The U.S. State Department said several men arrested in Haiti with a cache of weaponry at a time of violent demonstrations have been returned to the United States before a scheduled court hearing in the Caribbean nation.
The department said in an emailed statement that the return was coordinated with Haitian authorities, but a spokesman for Haiti's Prime Minister Jean-Henry Ceant told Radio Vision 2000 on Thursday that he was not aware of the men's departure and demanded an immediate explanation from the justice minister.
Five U.S. citizens were among eight men arrested on Sunday while carrying automatic weapons and other arms and driving in cars without license plates. Police spokesman Michel-Ange Louis-Jeune has said the men told police they were on a "mission," but they refused to say anything else except that they would call their unidentified bosses.
Prosecutors had said the men would appear in court on Wednesday. Instead, they were taken to the airport. One of the men is a Haitian citizen and apparently was not returned.
Carel Pedre, a Haitian media personality, said in a video posted on Facebook that he was on a commercial flight to Miami with the men and posted a video of them on social media. He said that when the half-empty plane landed, the crew announced that officials would be boarding it before anyone could disembark. He then said U.S. officials led them away.
The Miami U.S. attorney's office referred all questions about the men's status to the State Department, which did not issue further comment. There was no public record Thursday morning of any charges against them in Miami federal court.
Jean Clarens Renois, a former presidential candidate, said in a phone interview that the situation has eroded confidence in Haiti's government.
"The seven guys easily left the country," he said. "It's kind of incomprehensible for a nation. There is no authority at all."
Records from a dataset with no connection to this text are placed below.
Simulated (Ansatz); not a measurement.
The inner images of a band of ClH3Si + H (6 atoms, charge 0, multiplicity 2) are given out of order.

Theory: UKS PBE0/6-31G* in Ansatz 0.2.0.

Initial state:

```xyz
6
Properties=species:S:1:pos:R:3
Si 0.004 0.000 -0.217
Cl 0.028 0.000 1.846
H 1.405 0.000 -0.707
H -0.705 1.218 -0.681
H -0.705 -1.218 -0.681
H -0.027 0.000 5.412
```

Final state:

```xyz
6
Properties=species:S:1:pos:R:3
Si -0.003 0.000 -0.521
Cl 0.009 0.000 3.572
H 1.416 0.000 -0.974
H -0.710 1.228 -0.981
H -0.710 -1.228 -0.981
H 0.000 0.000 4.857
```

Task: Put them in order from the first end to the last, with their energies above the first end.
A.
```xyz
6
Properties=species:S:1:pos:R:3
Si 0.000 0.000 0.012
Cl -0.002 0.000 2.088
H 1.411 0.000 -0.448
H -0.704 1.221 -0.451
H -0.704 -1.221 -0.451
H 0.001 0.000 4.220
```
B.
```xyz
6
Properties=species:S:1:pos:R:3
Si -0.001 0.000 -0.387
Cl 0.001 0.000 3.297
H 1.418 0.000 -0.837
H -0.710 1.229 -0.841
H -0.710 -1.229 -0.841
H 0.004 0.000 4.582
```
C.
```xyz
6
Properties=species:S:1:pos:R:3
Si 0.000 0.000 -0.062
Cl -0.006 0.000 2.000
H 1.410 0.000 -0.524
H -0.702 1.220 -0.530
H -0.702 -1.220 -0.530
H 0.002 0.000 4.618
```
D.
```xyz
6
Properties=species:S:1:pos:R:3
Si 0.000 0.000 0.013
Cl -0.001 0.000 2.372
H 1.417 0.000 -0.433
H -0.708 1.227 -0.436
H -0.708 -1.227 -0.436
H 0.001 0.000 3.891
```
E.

The arrests came after more than a week of violent demonstrations in which Haitians demanded the resignation of President Jovenel Moise amid rising inflation and allegations of corruption. Ceant has promised to reduce certain government budgets by 30 percent, lower the cost of goods and investigate allegations of misspending tied to a Venezuelan program that provided Haiti with subsidized oil.
Haitians, however, remained wary of those promises, and Renois said people have lost trust in the government especially given the outcome of the case involving the eight men.
"I used to read that Haiti is a failed country," he said. "Now we can say that."